I nervously took my Novice test in about February of 1966, which was administered by my mentor and now life-long friend, President of the Scottsdale High School Amateur Radio Club, Rick Olsen, WA7CNP (now N6NR). I barely passed the code test. Little did I know that CW would fast become my favorite mode. I learned it because I had to, and kept up with it because I wanted to.
My license showed up on April 26, 1966. I was WN7FIK. Rick brought over a Globe Chief 90 and along with my trusty National NC-270, I was on the air! He was my first contact and would continue to be my first contact every time I upgraded. The rig would only get out on 40, and with only about 50 Watts of *input* power and an inverted vee at 20 feet, I could only work stations within about 800 miles (on a good day -- it WAS the bottom of the sunspot cycle after all). Oh, those heady Novice days!
When Rick told me one day that the club's beam needed a new element, I asked why we couldn't just get one and put it "in". I didn't know what an "element" was, but it sounded like a part that you would stick inside the antenna somewhere to make it work, like the heating coil in an electric stove.

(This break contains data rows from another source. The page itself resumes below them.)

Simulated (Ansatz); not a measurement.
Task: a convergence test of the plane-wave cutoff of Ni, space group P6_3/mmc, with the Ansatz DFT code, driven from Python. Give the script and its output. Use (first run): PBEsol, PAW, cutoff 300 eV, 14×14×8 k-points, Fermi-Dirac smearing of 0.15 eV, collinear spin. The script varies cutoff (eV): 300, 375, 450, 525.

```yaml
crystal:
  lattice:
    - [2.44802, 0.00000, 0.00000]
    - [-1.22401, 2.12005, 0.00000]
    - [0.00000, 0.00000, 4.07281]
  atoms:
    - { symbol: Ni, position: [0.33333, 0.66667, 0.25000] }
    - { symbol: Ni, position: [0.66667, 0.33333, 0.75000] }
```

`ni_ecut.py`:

Rockbound with only a few crystals, I spent the first 3 months of my Novice license working almost only Arizona and California stations. It was frustrating, but fun. When a random 5 or 0 or non-Arizona 7 call answered, I was in paradise! It was summer in Phoenix, and with my relegation to the outside un-airconditioned tool shed, it was very hot. I'd come in dripping wet from hours of calling CQ, tuning around the Novice band for an answer and laboriously working one or two stations a night. But oh man was that fun. I still look with fondness at those 35 QSL cards from the first 3 months of my ham life (atill proudly hanging on the shack wall in the order worked, and still in my trusty Tepabco and Lafayette plastic QSL holders). They represent an innocence, an exploration, a zeal and a dogged determination that has defined and enriched my life like nothing before or since.
I knew I had to have a better transmitter, but I couldn't afford much. A Knight-kit T-60 perhaps? Or maybe a Heathkit DX-60? I drooled over both photos for many hours. Then fate stepped in. I bought the 1966 Radio Amateur's Handbook (none of this "ARRL Handbook for Radio Communication" stuff; hmpph!) and started accumulating parts for the "75-120W 6146B Transmitter". The Handbook still opens to that page all by itself. By the start of my sophomore year in high school, I had finished it.
The following month QST had an article on a 2-element 15 Meter beam (by now I knew what an element was!), and I built that too. Finally off of 40M and with 75W input to a beam at 25 feet, and with band conditions slowly improving (albeit in Cycle 20, which was just about as bad as the most recent one), I started working the world. Once in a while my sweaty hands would touch the key terminals and I'd have a "shocking" experience from the cathode-keyed 6146B. The 750V B+ on the 6146B final was also unkind to me once or twice. But I wouldn't trade those experiences for anything!
My Novice term lasted 9 months before I upgraded to General - you had to upgrade within a year or lose your license in those days - and during that time, I had joined two clubs, created another one, built a transmitter and a couple antennas, participated in a Field Day in the mountains away from the Phoenix summer heat, operated 2M AM from a Gonset Communicator during the SS inside the Maricopa County Civil Defense HQ underground bunker, hosted the SHSARC DX Contest from my QTH using a DX-100 brought over by Rick, and worked about 30 states on 40/15CW. I was a renaissance man!
My parents had gotten me that GR-64 to see if they could find something to light my fire and bring me out of my shell, and boy did it work! Who would have thought that these experiences would lead to a 33-year career as an electronics engineer at Hewlett-Packard, followed by creation of The DZ Company (www.dzkit.com), which is doing everything it can to re-create the same Heathkit experience for others that I enjoyed as a young ham.